Margin Trading: What is Trading on Margin

margin trading

Have you heard the term “margin trading” or “trading on margin”?

Ever wondered what it meant?

Well, you have found the right place, as that is exactly what we are going to go over in this article.

First the short version for those that want to know what it is without long boring detail explanation.

Trading on margin is nothing more than buying stock with debt.

If you have a margin account with a brokerage, you may borrow funds from the brokerage firm to finance all or part of a trade.
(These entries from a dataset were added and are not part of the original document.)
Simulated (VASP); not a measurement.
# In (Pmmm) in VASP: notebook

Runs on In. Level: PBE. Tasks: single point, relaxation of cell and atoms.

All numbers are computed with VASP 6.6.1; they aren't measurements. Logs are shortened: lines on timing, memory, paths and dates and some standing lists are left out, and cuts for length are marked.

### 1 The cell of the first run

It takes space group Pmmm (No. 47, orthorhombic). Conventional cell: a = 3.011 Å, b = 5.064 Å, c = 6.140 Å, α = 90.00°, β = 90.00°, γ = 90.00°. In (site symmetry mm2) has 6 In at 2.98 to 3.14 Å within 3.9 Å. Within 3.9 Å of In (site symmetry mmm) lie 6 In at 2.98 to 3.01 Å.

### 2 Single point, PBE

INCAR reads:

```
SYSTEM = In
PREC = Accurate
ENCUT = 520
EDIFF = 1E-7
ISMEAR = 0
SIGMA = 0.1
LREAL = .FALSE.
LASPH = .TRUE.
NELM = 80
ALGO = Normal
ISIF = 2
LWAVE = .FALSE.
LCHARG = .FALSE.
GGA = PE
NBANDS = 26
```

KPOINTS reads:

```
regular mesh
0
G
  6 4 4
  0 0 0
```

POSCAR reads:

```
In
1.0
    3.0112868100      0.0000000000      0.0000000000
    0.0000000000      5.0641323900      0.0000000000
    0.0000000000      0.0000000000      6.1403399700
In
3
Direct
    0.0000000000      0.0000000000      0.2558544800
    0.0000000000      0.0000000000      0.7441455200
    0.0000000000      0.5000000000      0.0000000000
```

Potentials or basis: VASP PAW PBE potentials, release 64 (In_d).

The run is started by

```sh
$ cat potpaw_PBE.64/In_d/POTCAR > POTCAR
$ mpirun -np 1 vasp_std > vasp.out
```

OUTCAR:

When you do this, there is a margin requirement, meaning that you must have a certain amount of equity (such as cash or securities) on deposit with the brokerage firm to be used as collateral. How much equity you’ll need depends on a variety of factors.

If you’re and investor or trader, the brokerage firm will usually lend you up to 50 percent (depending on the stock you’re buying) account value. This is called margin buying power. When you use leverage (i.e., margin), although you can increase potential returns, you can also increase the potential losses.

For example, if you had $10,000 and wanted to buy stock, the brokerage firm would likely lend you up to an additional $10,000 to buy more shares. That’s a total of $20,000 (2:1 buying power).

Although the brokerage firm has some flexibility in determining how much buying power you have, the Federal Reserve Board sets the maximum amount you can borrow. The exact amount of buying power depends on a number of factors, including the type of stock you want to buy and your marginable assets.

It is best to contact your broker to find out the exact rules. In addition, ask the interest rate they charge for margin. More than likely, the interest rate will be quite favorable.

Pattern day traders play by a different, more aggressive set of rules. Once you are designate as a day trader, you will probably be allowed 4:1 intraday leverage.

For example, if you have $30,000 in the account, you will be given enough buying power to buy a total of $120,000 worth of securities (4 x $30,000). This means total for the day, and not the total you can own at any one time.

In other words, you can buy $120,000 worth of stock on Monday, but, you’re not allowed to hold it overnight. That’s because overnight, the margin requirement is still 2:1, which means that if you use all of your intraday buying power (4:1 leverage), you must sell the stock before the end of the day to meet the margin requirements (2:1).

If you don’t follow these rules, you’ll most likely get the dreaded margin call. Which means you must add enough money to your account to meet the margin requirement within a certain time period (usually a few days), or further action may be taken.

For example, they could immediately sell your stocks to ensure that the margin call is met. Bottom line: don’t put yourself into a position to receive a margin call. If you do, it’s a clear warning signal that you are losing money.

Why You Need to Be Careful With Trading on Margin

Some traders, especially beginner traders, have a difficult time managing margin. In a way, it’s like receiving a home equity loan or a credit card with $30,000 down and an additional $90,000 as a loan — very tempting to spend it on a big screen television instead of the new roof you need.

For some traders, using margin can be an emotional experience since it’s so easy to win big or lose big. If you’re a beginner trader, I’d recommend not trading on margin until you’ve gained more knowledge and experience. If a trade works in your favor, margin can definitely accelerate the gains.

On the other hand, if a trade doesn’t work in your favor, the losses can accelerate substantially, and it’s possible to damage your account.

In the old days, many uninformed traders used margin to bet huge sums of money on ultimately worthless companies like Kozmo.com. When these companies went bankrupt, so did some traders. It’s painful enough to lose money in the stock market, but when you lose borrowed money, it’s even worse. Eventually you have to pay back that borrowed money.

If you handle margin properly, and don’t use it as an ATM, it can provide you the extra leverage. As a new trader, though, you should only buy what you can afford and learn to trade with your own money.